Derrick – Is peer review fit to evaluate a new breed of research excellence?
In this article, Gemma Derrick, author of The Evaluators’ Eye, discusses the suitability of peer review, from its purpose to its process and outcomes.
All academics have felt the unmistakeable pang of disappointment that comes from being rejected from a grant, promotion or award. What should sting more is the knowledge that this rejection came from not one, but of a whole group of their own academic peers. Instead, academics accept the decision not because they think it is correct, but because they believe in the integrity of the peer review system. This is despite the peer review system suffering many attacks on its reliability and ability to make unbiased decisions. Indeed, in the face of these serious drawbacks, blind faith in the peer review system runs deep.
Despite its place as the gold standard of research evaluation, surprisingly little is known about how peer review works. Most research focuses on judging the fitness of peer review solely based on how ex-post assessments match other external quantitative measures of research excellence. To do so, however, is naïve and overlooks the fact that how peer review works is more a social than scientific process.

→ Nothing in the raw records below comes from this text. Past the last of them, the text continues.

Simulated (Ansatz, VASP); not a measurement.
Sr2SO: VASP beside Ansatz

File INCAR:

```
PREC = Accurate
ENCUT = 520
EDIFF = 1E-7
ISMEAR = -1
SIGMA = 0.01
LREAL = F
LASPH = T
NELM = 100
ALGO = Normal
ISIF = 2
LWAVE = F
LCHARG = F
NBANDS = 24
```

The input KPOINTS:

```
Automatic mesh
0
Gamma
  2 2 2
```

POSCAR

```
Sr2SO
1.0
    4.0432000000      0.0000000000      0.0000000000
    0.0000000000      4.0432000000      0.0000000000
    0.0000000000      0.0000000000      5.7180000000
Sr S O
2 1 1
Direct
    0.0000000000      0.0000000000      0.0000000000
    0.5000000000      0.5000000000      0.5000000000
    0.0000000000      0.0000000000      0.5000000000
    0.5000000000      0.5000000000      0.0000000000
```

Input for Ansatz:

Understanding peer review this way, changes the way that its strengths are perceived. It also changes the way it is seen as an appropriate tool for judging notions of excellence that exist beyond academic. By studying peer review as a social process, rather than the product of its outcomes alone its future as the gold-standard in evaluation is less about patching its failures and more about understanding how panels can work better, smarter and towards more equitable outcomes.
Peer review, for all wants and purposes, is an excellent tool for assessing traditional notions of academic excellence. In these situations, the peers that govern the process are not just experts in a specific topic area, but also were subjected to the same process of academic socialisation as the applicant. This results in both the applicant and evaluator sharing a common understanding of research excellence; a meeting of academic minds that guides how both the application is constructed as well as how it is evaluated.
Currently, the understanding of what constitutes research excellence is expanding to consider activities and achievements beyond the realms of academia. This has come hand in hand with governments in the UK, US, Australia, New Zealand and across Europe calling for greater transparency and accountability for the public funding of research. For research, it means that excellence is no longer constrained to the traditional expectations of writing high quality, high impact journal articles and books; collaborate internationally; have continued success in obtaining competitive grants; and producing knowledge for knowledge sake. Now, there is an expectation that researchers be rewarded and held accountable to how their research influences broader society.
There is nothing new to this view, in fact researchers have implicitly been using their research to influence society for decades. What is controversial is the idea that researchers be rewarded formally for these activities and that, using the peer review system to legitimise this new mode of research production, that such activities are incentivised. However, the question remains as to whether a process that built its reputation on assessing traditional modes of research productivity is fit for the purpose of evaluating these new, and ambiguous research criteria.
Indeed, for assessing notions of excellence that extend beyond academia, the very foundation of expertise and peer is blurred, and without certainty in this foundation, there is no longer a shared understanding to drive the process, nor validate the evaluation outcomes. To counteract this, some panels include non-academic evaluators who represent a variety of societal stakeholder groups. However, there are still problems with the extent these non-academics can function as part of an academic-dominated panel culture, and contribute to deliberations and validate the decision to use peer review to evaluate non-academic criteria.
Instead, to assess its suitability for evaluating Impact and other emerging and ambiguous criteria, peer review must be viewed not as a filtering mechanism, but as a human exercise that requires airing multiple ideas, and reaching a consensus through negotiation and capitulation on an individual level. This seems simple enough, but studying this process with the view to optimise it is another story entirely. Peer review is a black box, and there are strong political and organisations reasons for keeping it as such. This means that it is overwhelmingly difficult to “get inside” to be able to assess the assessors, and to explore in real time how decisions about notions of value are made by groups of experts. As such, old methodological tools are no longer suitable. What is needed is a level of creativity in our methodological approaches that uses thinking based on diplomacy, methodological innovation and interdisciplinary design. After all, if we judge the suitability of peer review based solely on the outcomes it produces, then we are only seeing part of the problem.